Sunday, December 21, 2008

Where we are:
SandP: 887.88
Dow: 8579.11
10 yr: 2.12%
VIX: 44.93

equities: 32
bonds: 28
cash: 40

YTD: -13.98%

We are gradually improving for the year, but it's still painful to review our investments. TXT-CSNA booted us out for 10 business days, 2 of which were unpaid unless you took vacation. 2009 still looks bad. I read a Biz Week article this week talking about the increase in used jets. No way we make it without another layoff. The project I'm on is going to be extended due to missing a date. The consultants will probably be around for another 3-6 months.

We are due for our plan review on 12/29. We almost have the trust fully funded. It will be good to get that completed. J and I have decided to forego new taxable equity investments next year in order to pay cash for a vehicle. I have always wanted to do that. We'll continue to fund our retirement investments and hope for some sort of recovery.

Saturday, December 13, 2008

SandP: 873.79
10yr: 2.5890%
DOW: 8629.68

YTD: -15.5
cash: 41%
bonds: 27%
equity: 32%

We rescheduled our planner meeting to 12/29. I logged onto V's site and left a few comments about their recommendations. Mostly, it is the same stuff they have recommended for years. I think this will be the last time we use it for awhile. It appears the Bush administration will provide some sort of stop-gap money to the automakers to keep them solvent for a few more weeks. The FED is due to meet about i-rates this week (Tuesday). Consensus is that they'll head to 0%.

I sold some muni bonds to take a tax loss this week and apply to a small gain from earlier in the year. That seems like ages ago. TXT continues to lay people off from other divisions and corporate. The stock continues to languish in the teens, off about 70% from its high.
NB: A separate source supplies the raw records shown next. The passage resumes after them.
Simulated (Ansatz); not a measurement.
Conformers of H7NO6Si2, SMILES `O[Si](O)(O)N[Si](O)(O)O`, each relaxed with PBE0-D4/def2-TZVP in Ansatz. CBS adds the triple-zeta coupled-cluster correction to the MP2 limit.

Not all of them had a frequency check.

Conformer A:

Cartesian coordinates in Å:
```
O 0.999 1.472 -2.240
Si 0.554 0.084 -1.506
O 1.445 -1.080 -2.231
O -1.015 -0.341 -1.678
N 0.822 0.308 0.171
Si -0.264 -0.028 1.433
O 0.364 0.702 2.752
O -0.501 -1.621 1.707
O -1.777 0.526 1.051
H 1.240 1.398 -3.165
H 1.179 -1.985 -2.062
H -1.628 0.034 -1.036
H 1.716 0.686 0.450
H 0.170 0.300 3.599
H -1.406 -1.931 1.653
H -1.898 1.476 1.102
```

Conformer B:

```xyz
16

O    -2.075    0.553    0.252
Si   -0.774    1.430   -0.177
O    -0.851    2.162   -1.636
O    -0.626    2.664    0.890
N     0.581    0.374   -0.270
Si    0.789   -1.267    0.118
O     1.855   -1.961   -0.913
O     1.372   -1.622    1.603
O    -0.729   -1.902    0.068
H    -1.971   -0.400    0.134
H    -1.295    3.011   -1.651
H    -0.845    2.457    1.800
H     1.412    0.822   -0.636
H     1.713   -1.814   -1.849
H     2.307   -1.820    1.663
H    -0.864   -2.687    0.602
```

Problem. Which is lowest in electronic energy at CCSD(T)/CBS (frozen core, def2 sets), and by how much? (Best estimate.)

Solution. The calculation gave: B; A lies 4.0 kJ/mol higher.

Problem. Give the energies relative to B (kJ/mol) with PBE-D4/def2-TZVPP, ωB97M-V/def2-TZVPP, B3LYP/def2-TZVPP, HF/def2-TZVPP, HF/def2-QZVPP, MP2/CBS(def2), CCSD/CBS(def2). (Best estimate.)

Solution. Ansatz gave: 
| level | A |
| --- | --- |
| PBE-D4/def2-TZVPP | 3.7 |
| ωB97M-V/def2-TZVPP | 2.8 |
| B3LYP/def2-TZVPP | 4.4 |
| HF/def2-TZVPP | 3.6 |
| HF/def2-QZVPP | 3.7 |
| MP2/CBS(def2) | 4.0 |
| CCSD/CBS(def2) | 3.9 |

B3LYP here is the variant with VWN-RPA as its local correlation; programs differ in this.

Wednesday, December 03, 2008

Where we're at:
SandP: 870.74
DJIA: 8591.69
10 yr (^TNX): 2.676
SandP P/E: 15.37

cash: 40%
equity: 30%
bonds: 30%
YTD: -16.11

I would characterize this market as more of a trader's than investor's market. My new term for it is “market whiplash”. The VIX has been above 20 since September. On the bright side, Jeremy Siegel postulates that the S&P is undervalued by ~500 points given operating earnings of $83 and a P/E of 16.6. Also, I did not get laid off (yet). A biz aircraft pundit is predicting this downturn to be worse then 2002-3, when my employer laid off 3,000. Great, only 2,500 to go.

Health, family, home, job, investments...in that order.